Medvedev said television in Russia and in the world is different, especially with in the advent of digital technologies, and cannot be brought to a common denominator.
“It all depends on people,” he added.
The president noted the words said by one of the participants in the meeting who has quit one television channel and took up a job with another over disagreements with the information policy of the management.
“ If every journalist applies such criteria to himself, we will have high-quality journalism and high-quality television,” Medvedev said.
“The pursuit of rating cannot be self-valuable and dominating,” he said.
In his opinion, even criminal news can be presented differently. “It is a matter of taste and sense of measure. Criminal news can be presented differently, including from the point of view of Christian moral principles because there is a victim in every crime, and Christian considerations suggest that one should feel sorry for the victim, not show heaps of bodies and corpses,” Medvedev said.
On the other hand, he thinks it would be wrong to go to the other extreme. He recalled the opinion that the current television policy has been imposed by the authoritarian regime, keeps the opposition away and hushes things up.

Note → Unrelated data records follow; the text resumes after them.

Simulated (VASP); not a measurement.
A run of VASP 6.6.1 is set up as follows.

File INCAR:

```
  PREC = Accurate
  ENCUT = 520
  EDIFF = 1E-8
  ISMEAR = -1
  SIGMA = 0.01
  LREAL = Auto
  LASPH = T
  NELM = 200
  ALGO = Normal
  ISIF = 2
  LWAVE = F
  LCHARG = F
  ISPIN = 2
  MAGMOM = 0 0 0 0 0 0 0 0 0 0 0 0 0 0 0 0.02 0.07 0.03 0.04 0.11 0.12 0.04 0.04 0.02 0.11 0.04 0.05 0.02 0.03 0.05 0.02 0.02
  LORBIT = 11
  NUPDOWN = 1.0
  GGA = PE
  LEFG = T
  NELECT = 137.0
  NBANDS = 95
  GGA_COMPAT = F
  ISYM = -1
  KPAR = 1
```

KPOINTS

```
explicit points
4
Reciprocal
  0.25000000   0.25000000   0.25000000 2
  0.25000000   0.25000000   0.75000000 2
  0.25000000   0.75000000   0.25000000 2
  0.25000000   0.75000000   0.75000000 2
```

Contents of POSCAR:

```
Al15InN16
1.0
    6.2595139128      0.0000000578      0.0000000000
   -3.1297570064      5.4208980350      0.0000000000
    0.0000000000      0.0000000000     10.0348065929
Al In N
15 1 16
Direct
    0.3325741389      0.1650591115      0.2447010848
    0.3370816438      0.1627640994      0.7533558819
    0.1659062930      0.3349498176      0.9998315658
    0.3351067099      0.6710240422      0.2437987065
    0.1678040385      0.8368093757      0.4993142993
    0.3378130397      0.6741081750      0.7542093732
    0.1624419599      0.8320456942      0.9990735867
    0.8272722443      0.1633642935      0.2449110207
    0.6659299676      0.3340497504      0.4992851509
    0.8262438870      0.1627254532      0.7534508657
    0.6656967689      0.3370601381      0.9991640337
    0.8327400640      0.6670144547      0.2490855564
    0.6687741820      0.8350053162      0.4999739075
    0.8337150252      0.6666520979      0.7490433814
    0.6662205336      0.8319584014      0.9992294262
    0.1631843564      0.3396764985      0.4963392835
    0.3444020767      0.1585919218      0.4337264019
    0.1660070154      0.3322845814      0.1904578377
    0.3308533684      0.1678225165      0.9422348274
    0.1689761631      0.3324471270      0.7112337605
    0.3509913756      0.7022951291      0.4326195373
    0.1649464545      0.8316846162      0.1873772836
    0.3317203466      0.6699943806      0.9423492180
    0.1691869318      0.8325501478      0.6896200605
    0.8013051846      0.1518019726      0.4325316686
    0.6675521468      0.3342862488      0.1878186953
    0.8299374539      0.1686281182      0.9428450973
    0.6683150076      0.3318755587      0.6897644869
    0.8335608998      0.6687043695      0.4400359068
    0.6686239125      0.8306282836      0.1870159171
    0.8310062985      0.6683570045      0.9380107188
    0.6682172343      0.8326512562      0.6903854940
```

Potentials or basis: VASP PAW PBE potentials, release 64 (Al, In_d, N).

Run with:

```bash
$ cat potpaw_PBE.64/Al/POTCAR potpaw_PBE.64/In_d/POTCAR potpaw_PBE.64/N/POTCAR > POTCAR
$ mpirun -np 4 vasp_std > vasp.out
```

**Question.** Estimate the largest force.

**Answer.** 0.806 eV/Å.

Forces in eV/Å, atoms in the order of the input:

The president stressed that television is losing its positions in the modern information environment. “I look at my son and his peers and see that they take little interest in television than older people. The internet has replaced television for them,” he said. “And in this respect, Internet-based mass media and social networks bear greater responsibility because they become much more important for some people than television.”
“The situation on the Internet is even more complex as there are both useful things there and there are absolute trash and dangerous things of destructive nature, such as calls for breaking the state system,” Medvedev said.